As a public artist, Richard Hunt is known as a creator of abstract metal works, each a unique shrine to the human spirit. With over 30 public works in the Chicago area alone, one Hunt aficionado noted, “you kind of bump into them all the time.” In Chicago, Jacob’s Ladder, an indoor commission for the south side’s Carter G. Woodson Public Library, and Freeform (1992), an outdoor commission on a glass wall of the restored State of Illinois office building on LaSalle Street, illustrate Hunt’s range and vision. There is even a public map of the Hunt sites in Chicago. Hunt’s work is also in public collections in New York City, Washington D.C., Cleveland, and Chattanooga, and in college towns such as Storrs, Connecticut, and Kalamazoo, Michigan. In Memphis, I Have Been to the Mountain (1977) graces the Martin Luther King, Jr. Memorial. In Atlanta, Hunt’s Wisdom Bridge (1990), a commission for the Atlanta Public Library, demonstrates the artist’s expertise at developing potent themes into durable outdoor art.

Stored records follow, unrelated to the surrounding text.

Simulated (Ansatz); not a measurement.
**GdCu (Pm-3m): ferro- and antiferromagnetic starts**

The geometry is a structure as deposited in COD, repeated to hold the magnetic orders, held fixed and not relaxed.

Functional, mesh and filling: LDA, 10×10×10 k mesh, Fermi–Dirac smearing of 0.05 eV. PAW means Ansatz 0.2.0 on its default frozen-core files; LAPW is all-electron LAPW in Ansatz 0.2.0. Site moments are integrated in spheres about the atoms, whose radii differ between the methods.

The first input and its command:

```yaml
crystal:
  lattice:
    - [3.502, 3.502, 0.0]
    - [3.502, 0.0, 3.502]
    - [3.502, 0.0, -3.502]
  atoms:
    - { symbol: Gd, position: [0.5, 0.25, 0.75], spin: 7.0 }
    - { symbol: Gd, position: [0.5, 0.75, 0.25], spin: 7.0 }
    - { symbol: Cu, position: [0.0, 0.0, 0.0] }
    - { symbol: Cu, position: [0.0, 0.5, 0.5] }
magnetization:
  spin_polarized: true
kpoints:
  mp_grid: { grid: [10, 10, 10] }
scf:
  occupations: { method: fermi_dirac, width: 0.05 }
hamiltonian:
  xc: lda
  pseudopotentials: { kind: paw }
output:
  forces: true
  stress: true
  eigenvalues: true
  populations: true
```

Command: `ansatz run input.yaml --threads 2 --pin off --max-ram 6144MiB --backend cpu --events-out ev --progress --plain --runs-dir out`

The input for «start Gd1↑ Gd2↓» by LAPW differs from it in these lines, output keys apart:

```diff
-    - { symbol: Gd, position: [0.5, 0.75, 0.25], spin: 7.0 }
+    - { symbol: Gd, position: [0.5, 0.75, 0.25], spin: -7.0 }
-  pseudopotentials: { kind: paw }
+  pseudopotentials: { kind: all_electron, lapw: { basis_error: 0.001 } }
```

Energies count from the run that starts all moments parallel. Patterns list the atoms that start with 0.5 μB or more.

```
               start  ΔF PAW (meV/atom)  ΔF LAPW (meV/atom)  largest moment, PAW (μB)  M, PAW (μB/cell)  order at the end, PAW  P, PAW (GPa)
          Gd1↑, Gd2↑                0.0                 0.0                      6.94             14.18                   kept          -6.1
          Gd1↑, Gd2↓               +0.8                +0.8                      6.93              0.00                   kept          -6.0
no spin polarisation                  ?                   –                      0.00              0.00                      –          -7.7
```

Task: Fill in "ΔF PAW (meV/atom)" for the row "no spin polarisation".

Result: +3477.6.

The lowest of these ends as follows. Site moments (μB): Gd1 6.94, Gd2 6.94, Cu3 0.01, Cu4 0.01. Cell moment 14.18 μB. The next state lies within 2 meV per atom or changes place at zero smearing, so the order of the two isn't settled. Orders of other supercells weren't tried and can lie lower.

Hunt’s public art, with its images of strength, endurance, and wit, balances his studio sculpture, which is more intimate, intricate, and enigmatic. He recently had a retrospective at the Studio Museum in Harlem, as well as concurrent exhibitions at the Museum of African-American History and the G.R. N’Namdi Gallery in the Detroit area. An exhibition of work has also traveled in Africa through the auspices of the United States Information Service. The following interview was conducted in St. Louis during the installation and dedication of Wingways (1997).
Castro: Two directions that you incorporate into your art are the metal craft traditions of Julio Gonzalez, David Smith, and Picasso and the post-World War II use of industrial methods in fine arts. Would you elaborate on each?
Hunt: The direct-metal, open-form welding tradition typically is traced from Julio González and Picasso, in that González helped Picasso make his early welded sculpture and went on to develop his own style. Then you have the Americanizing spin of David Smith, who saw the work of González in Paris, which led him toward the direct-metal, open form that characterized his work of the ’40s and ’50s. Then other people took it up.
As an aside, Herbert Read called a group of ’50s British sculptors-Reg Butler, Lynn Chadwick, Geoffrey Clark, and Bernard Meadows-Britain’s “New Iron Age.” When I was a student at the School of the Art Institute of Chicago (SAIC), seeing work like that and especially the work by González (in a 1953 show curated by Andrew Carnduff Ritchie called “Sculpture of the Twentieth Century”) really sparked my interest in direct-metal sculpture.
The idea of exploiting welding methods and the tensile strength of metals opened up many possibilities to me. This idea was actually linked to the increasing recognition among artists that an art which was representative of our own time ought to use materials and techniques that were at hand, whether it was new experiments using plastics, new kinds of paints, new kinds of surfaces in painting, or using materials developed during the war effort.
Castro: Some of your teachers were persecuted by the Nazis. Is there a social implication as well in using these new materials?
Hunt: In the early ’50s, not only were there many teachers who had fled to Chicago from Paris, Vienna, and the Bauhaus, but also many students who were political refugees. In my classes, some friends from Latvia and Lithuania had fled first the Germans, then the Russians. There were also returning GIs. We were moving from an academic approach to something that seemed of the time.
Castro: Perhaps one of the benefits of being in Chicago was that the optimism of the ’50s was tempered by the diverse student body. That social mix might not have been evident at Eastern schools such as Colgate or Cornell…
Hunt: …or at many Midwestern universities. Certainly there was an influx of people with a variety of life and art experiences and age ranges as well as students like myselfwho had grown up studying at the Museum and the School of the Art Institute. This was a post-war urban phenomenon that was stimulated by Chicago’s cultural traditions.
Castro: Were there many other African-American students and/or teachers?
Hunt: There were no African-American teachers. Out of a class of a few hundred, you could count the African-American students on one hand.
Castro: Was there racism?
Hunt: I suppose. The ’50s were before the civil rights movement. Segregation was, as they say, the law of the land, and certainly existed in Chicago. Negroes, as we were called then, lived on the south side and on the west side in well-defined neighborhoods. I would say there was a range of attitudes, feelings, and possibilities within the school environment.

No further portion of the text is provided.